Source code for the paper: Variance-Aware Machine Translation Test Sets (NeurIPS 2021 Datasets and Benchmarks Track)

Related tags

Deep Learning Variance-Aware-MT-Test-Sets

Overview

Variance-Aware-MT-Test-Sets

Variance-Aware Machine Translation Test Sets

License

See LICENSE. We follow the data licensing plan as the same as the WMT benchmark.

VAT Data

We release 70 lightweight and discriminative test sets for machine translation evaluation, covering 35 translation directions from WMT16 to WMT20 competitions. See VAT_data folder for detailed information.

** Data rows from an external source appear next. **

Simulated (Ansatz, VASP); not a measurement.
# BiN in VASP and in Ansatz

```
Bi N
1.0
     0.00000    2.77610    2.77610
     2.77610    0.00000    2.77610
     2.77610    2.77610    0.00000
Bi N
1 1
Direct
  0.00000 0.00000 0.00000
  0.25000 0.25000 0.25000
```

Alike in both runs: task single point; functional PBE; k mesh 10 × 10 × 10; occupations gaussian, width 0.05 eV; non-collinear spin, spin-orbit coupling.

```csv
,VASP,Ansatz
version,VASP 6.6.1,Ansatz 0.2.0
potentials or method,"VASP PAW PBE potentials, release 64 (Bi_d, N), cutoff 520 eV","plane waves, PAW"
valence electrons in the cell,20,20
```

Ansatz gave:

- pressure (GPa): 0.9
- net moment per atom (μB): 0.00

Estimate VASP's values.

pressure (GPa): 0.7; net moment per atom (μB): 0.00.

For each translation direction of a specific year, both source and reference are provided for different types of evaluation metrics. For example,

VAT_data/
├── wmt20
    ├── ...
    ├── vat_newstest2020-zhen-ref.en.txt
    └── vat_newstest2020-zhen-src.zh.txt

Meta-Information of VAT

We also provide the meta-inforamtion of reserved data. Each json file contains the IDs of retained data in the original test set. For instance, file wmt20/bert-r_filter-std60.json describes:

{
	...
	"en-de": [4, 6, 10, 13, 14, 15, ...],
	"de-en": [0, 3, 4, 5, 7, 9, ...],
	...
}

Reproduce & Create VAT

The reported results in the paper were produced by single NVIDIA GeForce 1080Ti card.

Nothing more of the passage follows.